As some of you know, I still do some live gigs beside the studio work. Although it is less and less year by year because I feel I need less night work and long travelling and night driving. And frankly many times I’m fed up with the constant high SPL too. Call this the natural process of getting older, I’d like to call it getting more focused on tasks that really matters to me on the long term.
Facts of life… live sound
We’re still in the club season here which means most gigs happen in smaller, and technically challenged clubs. Which mean one thing: compromise! Nothing new here, we all know that the whole live sound scene is saturated with compromise, in fact, most of the time it’s built upon it.
I think I’m quite well prepared for anything, but still, after many months in the studio with almost limitless possibilities it’s hard to accept the fact that suddenly many things are just as they are no matter what I do, I can’t control very important things even though these things seriously affect the outcome of the gig. Still, I have to be the one who convince the musicians that this is going to be great. In live sound you must be in a “I solve it all” superhero state in order to really tackle all the issues.
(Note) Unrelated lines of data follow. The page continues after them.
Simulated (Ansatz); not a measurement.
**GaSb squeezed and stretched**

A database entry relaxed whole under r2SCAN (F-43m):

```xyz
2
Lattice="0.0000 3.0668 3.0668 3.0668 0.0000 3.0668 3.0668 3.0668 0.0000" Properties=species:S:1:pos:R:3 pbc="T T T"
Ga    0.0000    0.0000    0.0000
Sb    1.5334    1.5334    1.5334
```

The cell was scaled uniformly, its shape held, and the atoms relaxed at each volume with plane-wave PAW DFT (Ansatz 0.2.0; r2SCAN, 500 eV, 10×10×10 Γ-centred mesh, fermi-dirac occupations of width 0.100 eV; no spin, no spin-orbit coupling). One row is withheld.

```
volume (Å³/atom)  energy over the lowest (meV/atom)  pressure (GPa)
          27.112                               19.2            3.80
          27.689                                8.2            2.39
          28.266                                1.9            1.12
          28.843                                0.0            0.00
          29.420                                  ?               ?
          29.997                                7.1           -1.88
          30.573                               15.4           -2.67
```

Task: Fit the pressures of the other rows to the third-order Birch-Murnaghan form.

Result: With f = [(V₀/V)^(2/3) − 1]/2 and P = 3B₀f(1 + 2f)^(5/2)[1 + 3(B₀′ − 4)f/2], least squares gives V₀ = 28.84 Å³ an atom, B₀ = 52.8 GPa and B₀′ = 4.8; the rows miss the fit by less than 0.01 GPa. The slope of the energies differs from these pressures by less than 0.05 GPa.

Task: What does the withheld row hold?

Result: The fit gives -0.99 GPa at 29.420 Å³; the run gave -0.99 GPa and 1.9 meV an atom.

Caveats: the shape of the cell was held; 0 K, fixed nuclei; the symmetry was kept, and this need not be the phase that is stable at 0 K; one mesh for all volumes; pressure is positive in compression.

Sometimes even organising the stage so every instrument and musician have enough space to function is a challenge. And at this point I don’t even start to talk about monitoring. In the club season generally I insist on mixing the monitors myself as well as the FOH. I know the musicians pretty well, know their needs, what they like and how they like it. It’s easier. A bit more work but the comfort of knowing that it’s done properly is well worth the extra effort. You know, it’s like the headphone mix in the studio, if it’s bad, the performance will suffer. The same goes here, they must feel comfortable on stage or else the whole show is going to be a fight for their life, which inevitably degrades the performance.
The best would be to go on tour with our own console. That would make sound checks easy, monitor mix a breeze and generally it is the only way to remain sane during a long tour. But with these small club gigs it’s nearly impossible to do this. So, the wisest thing is to get all the information prior to the show and start ferociously read some manuals if you don’t already know the console. The console is going to be a small one, so be prepared to know some tricky workaround to achieve what you want. Never assume that everything will work just fine for the first time.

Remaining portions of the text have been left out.